Rakuten to raise $2.5bn

Rakuten Group Inc, the Japanese e-commerce and fintech company, announced its plan on Tuesday to raise up to 332 billion yen ($2.46 billion) through the issuance of new shares on the market. The funds will also be allocated to founder and CEO Hiroshi Mikitani.

Ahead of the announcement, Rakuten’s shares experienced a 5.1% decline, extending the previous day’s sharp slide, following reports of the plan. The move is aimed at bolstering the company’s finances, which have been impacted by losses from its mobile business over the years.

In a statement, Rakuten outlined its objective to raise approximately 290 billion yen through a public offering, with an additional 41.8 billion yen allocated to Mikitani, his asset management firm, CyberAgent Inc, and Tokyu Corp.

The news of potential share dilution contributed to the largest one-day drop in Rakuten’s stock in three years. Since the Reuters report, the company’s market capitalisation has declined by approximately $1.6 billion. Analyst Travis Lundy of Quiddity Advisors noted that large sales of new equity tend to be dilutive but also prompt decisions regarding whether to hold shares, which could lead to some investors selling their holdings.
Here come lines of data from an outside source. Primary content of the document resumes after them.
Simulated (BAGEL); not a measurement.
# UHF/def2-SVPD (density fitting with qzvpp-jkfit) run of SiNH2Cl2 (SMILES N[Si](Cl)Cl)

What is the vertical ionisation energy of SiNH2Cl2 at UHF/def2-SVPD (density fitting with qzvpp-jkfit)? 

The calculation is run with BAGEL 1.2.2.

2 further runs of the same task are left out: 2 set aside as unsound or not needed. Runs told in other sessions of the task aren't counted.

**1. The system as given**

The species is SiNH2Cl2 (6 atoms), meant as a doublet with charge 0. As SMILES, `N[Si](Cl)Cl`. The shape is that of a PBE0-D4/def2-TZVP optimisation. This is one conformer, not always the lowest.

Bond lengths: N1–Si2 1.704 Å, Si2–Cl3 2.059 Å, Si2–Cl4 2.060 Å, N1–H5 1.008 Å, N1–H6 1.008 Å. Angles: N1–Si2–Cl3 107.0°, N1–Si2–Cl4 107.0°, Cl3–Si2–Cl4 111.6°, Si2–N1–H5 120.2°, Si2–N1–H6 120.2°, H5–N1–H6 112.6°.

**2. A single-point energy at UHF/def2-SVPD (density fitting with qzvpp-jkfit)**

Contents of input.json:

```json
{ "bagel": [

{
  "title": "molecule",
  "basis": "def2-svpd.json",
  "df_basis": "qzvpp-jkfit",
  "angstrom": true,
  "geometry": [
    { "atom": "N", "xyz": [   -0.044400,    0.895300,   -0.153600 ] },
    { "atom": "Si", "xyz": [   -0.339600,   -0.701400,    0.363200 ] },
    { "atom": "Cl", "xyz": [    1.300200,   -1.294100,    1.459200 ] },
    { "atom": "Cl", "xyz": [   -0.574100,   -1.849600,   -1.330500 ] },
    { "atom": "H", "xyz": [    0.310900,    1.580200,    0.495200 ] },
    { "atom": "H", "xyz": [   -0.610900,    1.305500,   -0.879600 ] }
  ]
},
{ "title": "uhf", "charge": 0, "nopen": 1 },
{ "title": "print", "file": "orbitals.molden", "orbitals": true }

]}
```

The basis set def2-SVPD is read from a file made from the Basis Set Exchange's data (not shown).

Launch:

Rakuten stated that the raised funds would be utilized for debt repayment and the establishment of base stations. The company recently reported a quarterly loss and announced the sale of its stake in supermarket chain Seiyu to U.S. private equity firm KKR & Co Inc for 22 billion yen. Furthermore, Rakuten conducted an initial public offering for its banking unit last month and has plans to list its brokerage arm.